In Southampton County as a whole, enslaved people made up nearly half of the total population (48%). Most enslaved people (67.5%) in St. Luke’s Parish—the immediate neighborhood where the revolt took place—lived on farms with thirty or fewer slaves. The main crops in Southampton County were corn, cotton, and tobacco. Potatoes, plantains, peanuts, and wheat were grown in smaller quantities. Southampton County was known for its bacon, its brandy, and its cider. Enslaved people raised hogs and worked in the peach and apple orchards that proliferated throughout the county.

Black residents, free and enslaved, made up 59% of the county’s population in 1830. Blacks outnumbered whites by a ratio of nearly 3 to 2. That did not mean, however, that African Americans in Southampton had much control over their lives. Visitors and residents testified to the harsh conditions under which slaves, in particular, lived.  Occasionally, the enslaved lashed out against whites with violence or tried to escape their situation by running away.

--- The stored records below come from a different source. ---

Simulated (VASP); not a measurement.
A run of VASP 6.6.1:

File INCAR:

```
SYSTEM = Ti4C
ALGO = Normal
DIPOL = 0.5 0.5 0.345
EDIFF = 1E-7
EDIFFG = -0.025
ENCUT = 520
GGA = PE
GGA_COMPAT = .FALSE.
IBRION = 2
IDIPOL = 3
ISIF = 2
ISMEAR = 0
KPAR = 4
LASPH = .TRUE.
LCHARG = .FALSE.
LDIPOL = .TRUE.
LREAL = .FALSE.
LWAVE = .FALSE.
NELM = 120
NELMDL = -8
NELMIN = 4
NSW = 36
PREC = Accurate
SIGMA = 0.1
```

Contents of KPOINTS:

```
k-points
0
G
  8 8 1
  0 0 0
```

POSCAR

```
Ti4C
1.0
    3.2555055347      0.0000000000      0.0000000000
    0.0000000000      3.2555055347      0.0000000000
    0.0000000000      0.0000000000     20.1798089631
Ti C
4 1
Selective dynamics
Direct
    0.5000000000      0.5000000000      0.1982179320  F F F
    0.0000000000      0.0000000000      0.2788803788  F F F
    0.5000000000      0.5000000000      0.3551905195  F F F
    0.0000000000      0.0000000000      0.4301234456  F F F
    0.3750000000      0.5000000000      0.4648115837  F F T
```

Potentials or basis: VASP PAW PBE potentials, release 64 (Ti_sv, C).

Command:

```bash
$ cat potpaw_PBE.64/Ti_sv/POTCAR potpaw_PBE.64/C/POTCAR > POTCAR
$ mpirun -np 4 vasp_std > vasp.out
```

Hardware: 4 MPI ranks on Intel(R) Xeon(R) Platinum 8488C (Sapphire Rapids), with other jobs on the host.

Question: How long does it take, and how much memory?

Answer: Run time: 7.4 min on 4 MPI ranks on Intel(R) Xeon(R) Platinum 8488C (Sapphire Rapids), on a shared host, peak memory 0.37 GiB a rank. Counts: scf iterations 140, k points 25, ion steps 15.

Testimony can be found in sources from the 1820s and 1830s about the ways slaveholders treated the people they held in bondage in southeastern Virginia prior to 1831. Evidence also exists, in the form of runaway advertisements and court cases, about the ways enslaved people resisted that treatment. Taken together, these sources add up to a picture of what it was like to be among the enslaved in and around Southampton County during the years leading up to the rebellion.